ATHENS — Mark Richt was not accepting the premise of the question.
The subject was Georgia’s tight ends, who, it was pointed out to Richt on Tuesday, have only caught 11 passes this season. What’s changed with Brian Schottenheimer and the use of the tight ends in his offense, a reporter asked?
“Well I don’t know how that rates to last year,” Richt answered. “You got any stats on that?”
Yes, the reporter answered, Jeb Blazevich had nine catches through six games last year.
“OK, well he might’ve been the only one, I don’t know,” Richt said.
There was no follow-up, but Jay Rome caught seven passes over the first six games last year. So 16 total catches by the tight ends at this point last year, and 11 this year.
That’s not a huge drop-off, but the involvement of the tight ends has been surprisingly meager, considering the preseason talk about how deep Georgia is there. And at its best the offense has involved the tight ends:
In the 52-20 thumping of South Carolina, Jackson Harris, Blazevich and Rome combined for five catches and 68 yards. In the other five games, it’s six catches for 78 yards. There were zero tight end receptions in the loss to Alabama, and only two in the loss to Tennessee.
Richt also got a question about the tight ends on his radio show Monday night. Both times he answered by explaining the idea of “progressions” in Georgia’s passing offense.
“If a guy’s open, we throw it to him. That’s the goal,” Richt said. “Sometimes the tight end is the guy in the progression who breaks open first. Sometimes he doesn’t. We’re not doing really a whole lot different.”
The tight ends are still playing a lot, as Richt and Blazevich pointed out. Georgia is using a lot of double tight-end sets, and is often flexing the tight end out as a receiver.

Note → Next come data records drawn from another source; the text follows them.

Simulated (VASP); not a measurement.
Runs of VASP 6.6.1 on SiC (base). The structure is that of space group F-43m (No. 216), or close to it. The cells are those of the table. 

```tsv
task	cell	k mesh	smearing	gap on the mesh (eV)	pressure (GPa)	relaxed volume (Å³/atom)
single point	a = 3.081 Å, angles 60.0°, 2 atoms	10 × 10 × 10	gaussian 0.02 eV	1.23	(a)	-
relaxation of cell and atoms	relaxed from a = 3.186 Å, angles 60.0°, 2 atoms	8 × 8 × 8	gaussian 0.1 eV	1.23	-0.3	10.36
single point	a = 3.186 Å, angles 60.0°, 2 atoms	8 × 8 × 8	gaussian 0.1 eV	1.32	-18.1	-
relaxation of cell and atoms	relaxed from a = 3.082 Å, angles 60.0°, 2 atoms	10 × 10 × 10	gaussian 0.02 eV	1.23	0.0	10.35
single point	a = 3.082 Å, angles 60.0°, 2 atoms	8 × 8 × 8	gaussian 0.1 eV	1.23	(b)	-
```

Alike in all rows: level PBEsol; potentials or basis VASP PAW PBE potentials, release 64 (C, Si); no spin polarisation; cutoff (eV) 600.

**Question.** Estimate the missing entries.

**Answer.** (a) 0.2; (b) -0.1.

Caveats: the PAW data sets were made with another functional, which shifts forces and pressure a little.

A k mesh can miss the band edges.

“We’re still contributing, just maybe with not the same flare,” Blazevich said.
Blazevich has been held without a catch the past two games. He denied being hurt, at least enough that it’s affecting the gameplan.
“There’s a ton of different factors but all I can worry about is me and what I’m doing. So I need to get better,” Blazevich said. “I’m just honored to be a part of this offense in any facet, so if I block all the time and have the glory of a lineman (that’s fine.) I’m still out there. People might not know I’m playing if I’m not getting the ball.”